Some of Life's Reflections

~Never raise your hands to your kids. It leaves your groin unprotected.

~I'm not into working out. My philosophy is no pain, no pain.

~I'm in shape. Round is a shape.

~I'm desperately trying to figure out why Kamikaze pilots wore helmets.

~Ever notice when you blow in a dog's face he gets mad at you, but when you
take him in a car he sticks his head out the window?

~Ever notice that anyone going slower than you is an idiot,
but anyone going faster is a maniac?

~You have to stay in shape. My mother started walking five miles a day when she
was 60. She's 97 now and we have no idea where she is.

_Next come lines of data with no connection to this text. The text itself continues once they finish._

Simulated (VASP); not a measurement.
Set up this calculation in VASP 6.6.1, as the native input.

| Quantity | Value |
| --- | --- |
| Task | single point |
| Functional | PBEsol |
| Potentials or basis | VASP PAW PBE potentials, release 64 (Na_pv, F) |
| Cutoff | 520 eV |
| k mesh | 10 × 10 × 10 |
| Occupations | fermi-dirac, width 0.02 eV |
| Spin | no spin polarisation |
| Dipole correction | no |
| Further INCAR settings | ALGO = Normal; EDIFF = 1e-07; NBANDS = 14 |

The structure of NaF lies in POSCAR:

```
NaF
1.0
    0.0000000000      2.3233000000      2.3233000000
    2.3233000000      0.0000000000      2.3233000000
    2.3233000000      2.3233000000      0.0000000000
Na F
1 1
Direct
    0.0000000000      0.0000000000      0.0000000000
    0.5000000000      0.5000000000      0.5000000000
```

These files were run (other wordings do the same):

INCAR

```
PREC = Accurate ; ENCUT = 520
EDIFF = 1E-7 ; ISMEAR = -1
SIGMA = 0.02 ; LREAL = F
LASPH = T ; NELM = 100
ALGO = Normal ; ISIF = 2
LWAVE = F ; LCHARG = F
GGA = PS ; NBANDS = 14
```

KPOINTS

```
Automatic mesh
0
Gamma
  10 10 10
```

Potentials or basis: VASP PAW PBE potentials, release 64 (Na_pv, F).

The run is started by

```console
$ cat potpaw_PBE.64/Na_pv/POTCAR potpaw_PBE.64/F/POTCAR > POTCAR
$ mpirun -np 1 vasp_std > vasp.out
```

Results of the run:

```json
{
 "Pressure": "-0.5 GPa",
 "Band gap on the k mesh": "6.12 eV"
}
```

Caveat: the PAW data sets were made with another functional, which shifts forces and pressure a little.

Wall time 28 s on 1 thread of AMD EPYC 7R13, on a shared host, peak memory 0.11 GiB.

~I have six locks on my door, all in a row. When I go out, I lock every second one.
I figure no matter how long somebody stands there picking the locks,
they will always be locking three of them.

~One out of every three Americans is suffering from some form of
mental illness. Think of two of your best friends.
If they are OK, then it must be you.

~They show you how detergents take out bloodstains. I think if
you've got a T-shirt with bloodstains all over it, maybe
your laundry isn't your biggest problem.

~Ask people why they have deer heads on their walls and they
tell you it's because they're such beautiful animals. I think my wife
is beautiful, but I only have photographs of her on the wall.

~A lady came up to me on the street, pointed at my suede jacket and said,
"Don't you know a cow was murdered for that jacket?" I said
"I didn't know there were any witnesses. Now I'll have to kill you too."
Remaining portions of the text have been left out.